Setting the Record Straight on Union Official Time: An Open Letter to Senator Lamar Alexander
Dear Senator Alexander,
I write in response to your March 1, 2013 letter to Acting Secretary of Labor Seth Harris. I would like to start by thanking you for pointing out the mismanagement of the Office of Job Corps and the deficient FY 2013 budget request for the program that does not accurately reflect its true cost. We agree that Job Corps centers should not be closed to score political points. I’ve attached our detailed comments on this issue for your information and offer my support in working together on the issues you raise. I hope today’s hearing on the Job Corps budget shortfall will help elevate this important matter.
However, I am deeply troubled by your question, “Is the agency reducing official time allowed to employees to conduct union business..?” This question has nothing whatsoever to do with the maladministration of the Job Corps program or of any of the other issues raised in your letter.

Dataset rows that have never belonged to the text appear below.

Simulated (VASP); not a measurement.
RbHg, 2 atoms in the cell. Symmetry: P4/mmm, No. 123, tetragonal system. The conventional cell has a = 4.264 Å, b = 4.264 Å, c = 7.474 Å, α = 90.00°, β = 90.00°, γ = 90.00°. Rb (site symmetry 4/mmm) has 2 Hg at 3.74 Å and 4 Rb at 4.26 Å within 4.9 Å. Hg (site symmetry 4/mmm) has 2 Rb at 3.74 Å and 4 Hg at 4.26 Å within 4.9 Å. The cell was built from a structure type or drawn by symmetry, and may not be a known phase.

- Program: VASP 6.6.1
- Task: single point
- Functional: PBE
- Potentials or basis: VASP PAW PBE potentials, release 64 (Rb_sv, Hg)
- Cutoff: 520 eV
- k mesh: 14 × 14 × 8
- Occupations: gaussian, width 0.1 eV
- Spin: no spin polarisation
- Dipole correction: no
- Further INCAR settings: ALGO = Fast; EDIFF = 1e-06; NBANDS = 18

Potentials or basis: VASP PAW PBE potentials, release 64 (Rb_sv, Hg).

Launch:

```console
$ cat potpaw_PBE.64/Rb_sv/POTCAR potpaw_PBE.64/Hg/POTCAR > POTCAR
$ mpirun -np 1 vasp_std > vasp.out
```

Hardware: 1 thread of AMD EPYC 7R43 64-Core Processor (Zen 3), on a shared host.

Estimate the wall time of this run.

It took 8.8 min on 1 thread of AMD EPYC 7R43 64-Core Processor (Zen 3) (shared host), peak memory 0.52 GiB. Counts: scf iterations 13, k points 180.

As you should know, the use of official time for “union business” is prohibited by law. See 5 USC 7131(b). Agencies cannot reduce its use below zero.
The use of official time for union officials to represent employees, which your question did not address, is a separate matter. But to deal with it as well: this use is also limited by law, e.g., for negotiations and for other representational duties that the parties agree are “reasonable, necessary, and in the public interest.” Typically the latter agreements are formalized in binding labor-management contracts. Thus, agencies cannot unilaterally modify the parameters under which the bulk of official time is granted. Many bureaucrats would love to hamstring the union in such a way, because they would then be less accountable for their actions. If they did, however, they would be breaking the law.
But I suspect that this answer, which is common knowledge, was not the real reason for the question. Official time is part of a balanced statutory framework under which federal unions operate. Unless accompanied by counterbalancing reforms, the destruction of official time would essentially destroy this balance and thus the effectiveness of federal unions. That seems to be the driver behind the relentless attacks on official time by some in Congress.
The founding fathers knew about the necessity for checks and balances. Without them, concentration of power results in tyranny. Checks and balances are engineered into our political system. But within the federal bureaucracy, the American citizens hired to perform the work represent the only potential check on unbridled executive power. I’m not talking about political appointees or nameless, faceless bureaucrats, but front-line workers who care about their jobs and missions. The only way these men and women can effectively influence events is through their unions. The Federal Service Labor-Management Relations Statute is what empowers them to do so. It put checks and balances into the system.
Federal workers and their unions should be your allies. Your letter itself indicates how powerless Congress can be when it comes to forcing positive changes that lead to greater efficiencies. Congress can authorize programs and fund or defund them. When it comes to the nuts and bolts of administering those programs, though, what is essential to their efficient operation is input from the workers who actually know something about those nuts and bolts. Unions provide employees with the tools they need to address these very real problems – problems that almost always fly below Congressional radar until it is far too late.
If creation of a more efficient and effective federal workforce is your objective, I invite you and your colleagues to work with us. On the other hand, if your objective is to silence the voices of federal employees and their unions, then only the voices of appointees and bureaucrats would remain. These are the very voices, as your letter so carefully documents, that are inadequate. Silencing employees would hamstring your work for more efficient government. It would prevent the productive engagement of citizens who work in government service and are striving toward that same goal. It would hurt taxpayers throughout America who depend on the services the federal workforce provides. Again, I invite you to consider us as allies and work with us for a more efficient and effective federal workforce. The challenges ahead are too daunting for us to do otherwise. We must face them together.